[American Merchant Ships and Sailors by Willis J. Abbot]@TWC D-Link bookAmerican Merchant Ships and Sailors CHAPTER IV 11/60
Moreover, the sperm-whale had in him qualities of value that made him a richer prize than his Greenland cousin. True, he lacked the useful bone.
His feeding habits did not necessitate a sieve, for, as beseems a giant, he devoured stout victuals, pieces of great squids--the fabled devil-fish--as big as a man's body being found in his stomach.
Such a diet develops his fighting qualities, and while the right whale usually takes the steel sullenly, and dies like an overgrown seal, the cachalot fights fiercely, now diving with such a rush that he has been known to break his jaw by the fury with which he strikes the bottom at the depth of 200 fathoms; now raising his enormous bulk in air, to fall with an all-obliterating crash upon the boat which holds his tormentors, or sending boat and men flying into the air with a furious blow of his gristly flukes, or turning on his back and crunching his assailants between his cavernous jaws.

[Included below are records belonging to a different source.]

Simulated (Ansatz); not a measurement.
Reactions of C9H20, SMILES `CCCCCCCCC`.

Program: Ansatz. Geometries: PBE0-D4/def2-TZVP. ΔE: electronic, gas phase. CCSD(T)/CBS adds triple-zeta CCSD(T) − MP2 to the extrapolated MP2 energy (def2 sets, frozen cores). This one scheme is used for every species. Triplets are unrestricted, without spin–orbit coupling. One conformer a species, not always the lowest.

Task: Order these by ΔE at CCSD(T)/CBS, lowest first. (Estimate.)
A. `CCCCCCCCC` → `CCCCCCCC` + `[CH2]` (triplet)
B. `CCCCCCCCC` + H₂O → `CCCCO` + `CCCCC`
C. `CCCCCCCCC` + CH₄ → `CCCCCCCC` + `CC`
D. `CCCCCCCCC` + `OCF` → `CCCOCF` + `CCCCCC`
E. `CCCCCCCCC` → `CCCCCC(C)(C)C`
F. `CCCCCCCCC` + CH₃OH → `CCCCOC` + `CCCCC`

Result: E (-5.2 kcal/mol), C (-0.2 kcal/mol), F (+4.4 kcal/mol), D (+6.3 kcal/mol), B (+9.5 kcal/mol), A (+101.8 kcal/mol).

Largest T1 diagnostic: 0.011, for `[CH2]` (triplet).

Descriptions of the dying flurry of the sperm-whale are plentiful in whaling literature, many of the best of them being in that ideal whaleman's log "The Cruise of the Cachalot," by Frank T.Bullen.I quote one of these: "Suddenly the mate gave a howl: 'Starn all--starn all! Oh, starn!' and the oars bent like canes as we obeyed--there was an upheaval of the sea just ahead; then slowly, majestically, the vast body of our foe rose into the air.
Up, up it went while my heart stood still, until the whole of that immense creature hung on high, apparently motionless, and then fell--a hundred tons of solid flesh--back into the sea.